Dangers of AI¶
Reasons to read this
This information is intended to enable you to:
-
describe a range of opinions regarding whether AI systems could pose a danger to humans,
-
identify key theoretical, technological and social issues that are relevant to whether AI software may have a harmful or beneficial affect on humans.
Student Project Code: BB-DoAI¶
Background¶
With the advent of modern computers, it has become apparent that mechanical devices can be constructed with capabilities that may be regarded as intelligent. Hence, it is plausible that it may be possible to create machines that have a level of intelligence that is equal to or even exceeds that of human beings. Could such machines be dangerous? That is certainly a question that those involved in the development of artificial intelligence should consider.
Not unsurprisingly, the attention given to considering possible dangers of AI has varied during the development of computer technology depending on perceptions regarding the likelihood that powerful AI systems may be developed in the near future. In the 1960s and 70s electronic devices were developing rapidly and it was unclear what the future held. Hence there were many conjectures regarding what kinds of computer-based technologies might emerge. Speculations ranged from benign (such as helpful robots taking care of all the boring tasks of human life) to catastrophic (such as evil, artificial super-minds seeking world domination). But in fact, the computer systems that were developed and widely adopted during the last decades of the 20th century were primarily used to support (but not replace) quite mundane office work tasks or to provide entertainment in the form of computer games.
However, during the last decade software systems based on AI techniques have been widely adopted and used to create new types of application. Hence, people are starting to realise that AI may soon lead to huge developments in what can be done by computers, and that this could have a significant impact on humans. In fact, certain effects are already apparent, particularly those arising from the combination of AI and internet technologies. These are widely recognised, and there is currently much debate about possible negative consequences for humans.
Several prominent scientists have promoted awareness of potential dangers of AI. These include the physicist Steven Hawking, the high-tech business magnate Elon Musk and Stuart Russell, one of the authors of the leading AI textbook, Artificial Intelligence: A Modern Approach. Some consider that AI could actuall constitute an existential risk to humans. A call for attention to be paid to this risk from several illustrious individials can be seen in this article in Huffpost from 2014.
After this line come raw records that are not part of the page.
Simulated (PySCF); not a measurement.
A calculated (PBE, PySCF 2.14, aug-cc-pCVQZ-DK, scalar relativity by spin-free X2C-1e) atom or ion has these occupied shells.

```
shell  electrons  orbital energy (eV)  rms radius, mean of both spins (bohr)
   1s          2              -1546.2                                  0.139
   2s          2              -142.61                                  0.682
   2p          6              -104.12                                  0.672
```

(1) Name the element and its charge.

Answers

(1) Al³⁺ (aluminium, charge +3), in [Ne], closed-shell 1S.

In response to the growing concern that AI could potentially have negative or even disastrous consequences for humans a number of organisations have taken on the investigation of possible threats from AI as one of their roles. These include:
- The Centre for the Study of Existential Risk of the University of Cambridge,
- The Future of Life Institute,
- The Centre for Human-Compatible AI,
- The Machine Intelligence Research Institute,
- The European Commission (see EU Ethics Guidelines for Trustworthy AI).
Sources for discussion and opinions¶
The links above will point to a lot of information regarding current views and research into possible risks and benefits of AI. For more information, discussion and opinions on the topic the following sources are recommended:
-
Nick Bostrom TED Talk: What happens when our computers get smarter than we are?. This is a good introduction to potential dangers of AI and the control problem.
-
Stewart Russell discussion on the After On Podcast (The actual interview starts after about 10 minuites). The podcast is a very interesting discussion of goal-directed agents and the potential dangers they pose.
-
Rodney Brooks discussion on the After On Podcast (The actual interview starts after about 11 minuites). Rodney is a pioneer of robotics and is known for introducing ideas of Situated AI (which was mentioned in the Approaches to AI lesson).
-
The article "How Facebook got addicted to spreading misinformation" in MIT Technology Review investigates Facebook's use of AI algorithms to maximize engagement with the Facebook platfomr, and the finding that these algorithms also tend to increase polarization by steering people towards more extreme versions of their initial preferences.
-
Superintelligence: Paths, Dangers, Strategies by Nick Bostrom. This is probably the best known and most influential book on this topic and contains detailed analsyis of some key arguments.
-
Human Compatible by Stuart Russell is an engaging and illuminating book which both explains ways in which harmful effects of AI could occur and suggests ways by which they might be avoided.
Question
What kind of AI algorithm might Facebook use to use to increase engagement? And how could this cause an unforeseen negative outcome?
Answer
- Facebook probably uses some kind of reinforcement learning, where its actions are the posts it shows to users and its reward function is a measure of how frequently the user posts and/or how long they spend logged on to Facebook.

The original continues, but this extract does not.